3. It’s part of the culture. Marriage is what your religion believes in, or your culture accepts. It is a part of your core values.
2. To make a commitment. You’ve decided that you want to be together forever, knowing each other’s faults and failings.
1. You’re in love.
Ah! Love. That’s what marriage is all about isn’t it? But do we really understand what love in the sense of God-ordained love is in the context of marriage that makes love the right reason to get married? Sometimes I wonder.
What is this thing called love that motivates us to marry? The answer depends upon who you talk to. If we take the philosophy of the 70’s from the movie Love Story, love is “never having to say you’re sorry.” Another philosophy is that love is forever. Some would say love is something physical, others say it is something cognitive, some say it is both physical and cognitive. We use love to express emotions, feelings, and infatuation. We use the term, especially in the English language, so loosely, that we have lost its biblical meaning, the meaning that it is supposed to carry in marriage.

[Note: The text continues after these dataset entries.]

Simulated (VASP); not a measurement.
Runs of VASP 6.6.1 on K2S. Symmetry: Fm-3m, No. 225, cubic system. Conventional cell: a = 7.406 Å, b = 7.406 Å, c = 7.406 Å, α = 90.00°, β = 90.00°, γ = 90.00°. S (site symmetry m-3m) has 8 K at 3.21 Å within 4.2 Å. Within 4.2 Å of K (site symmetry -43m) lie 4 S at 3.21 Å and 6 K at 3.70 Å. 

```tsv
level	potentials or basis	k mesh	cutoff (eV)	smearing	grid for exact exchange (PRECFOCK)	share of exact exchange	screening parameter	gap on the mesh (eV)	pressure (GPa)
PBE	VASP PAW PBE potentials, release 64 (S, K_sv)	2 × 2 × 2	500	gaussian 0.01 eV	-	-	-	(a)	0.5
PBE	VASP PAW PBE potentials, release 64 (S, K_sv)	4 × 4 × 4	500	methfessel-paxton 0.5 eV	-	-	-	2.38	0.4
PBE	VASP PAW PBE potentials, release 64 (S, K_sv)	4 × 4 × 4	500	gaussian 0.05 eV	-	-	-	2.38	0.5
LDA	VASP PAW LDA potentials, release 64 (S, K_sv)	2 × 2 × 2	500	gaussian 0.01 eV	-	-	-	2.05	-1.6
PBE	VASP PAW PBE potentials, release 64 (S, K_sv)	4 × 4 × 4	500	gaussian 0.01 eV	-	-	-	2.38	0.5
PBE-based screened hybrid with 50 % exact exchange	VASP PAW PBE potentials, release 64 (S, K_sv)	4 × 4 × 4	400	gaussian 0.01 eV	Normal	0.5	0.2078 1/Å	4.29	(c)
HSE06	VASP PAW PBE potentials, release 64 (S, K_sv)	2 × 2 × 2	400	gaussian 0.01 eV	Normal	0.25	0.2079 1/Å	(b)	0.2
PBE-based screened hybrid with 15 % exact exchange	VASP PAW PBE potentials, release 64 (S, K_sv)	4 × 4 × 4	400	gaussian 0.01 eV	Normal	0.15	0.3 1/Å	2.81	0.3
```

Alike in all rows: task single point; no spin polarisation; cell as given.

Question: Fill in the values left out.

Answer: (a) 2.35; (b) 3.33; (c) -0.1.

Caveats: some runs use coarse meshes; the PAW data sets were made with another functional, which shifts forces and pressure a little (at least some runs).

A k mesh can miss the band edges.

I want to carry us back to the Old Testament this morning for our June wedding. It is a picture of a wedding that by all our standards should never have happened. It was doomed from the beginning, and every pastor worth his/her weight in advice would have told the groom not to do it. The marriage? That of a man named Hosea to a woman named Gomer. The circumstances? Hosea was a preacher and Gomer was a prostitute. Yes, Hosea married a prostitute. What a scandal in the parsonage that must have created! Gossip in the community raged. Respect for this prophet of God dropped to zero—worse than when Jim Bakker was found to have had a relationship with a secretary. Can you hear the gossip now? “Did you hear the latest? Gomer got married. “You mean Gomer, the temple prostitute got married?” “Yep! Got herself a preacher. Can you believe it?” All we can say is that Hosea must have been some kind of a nut.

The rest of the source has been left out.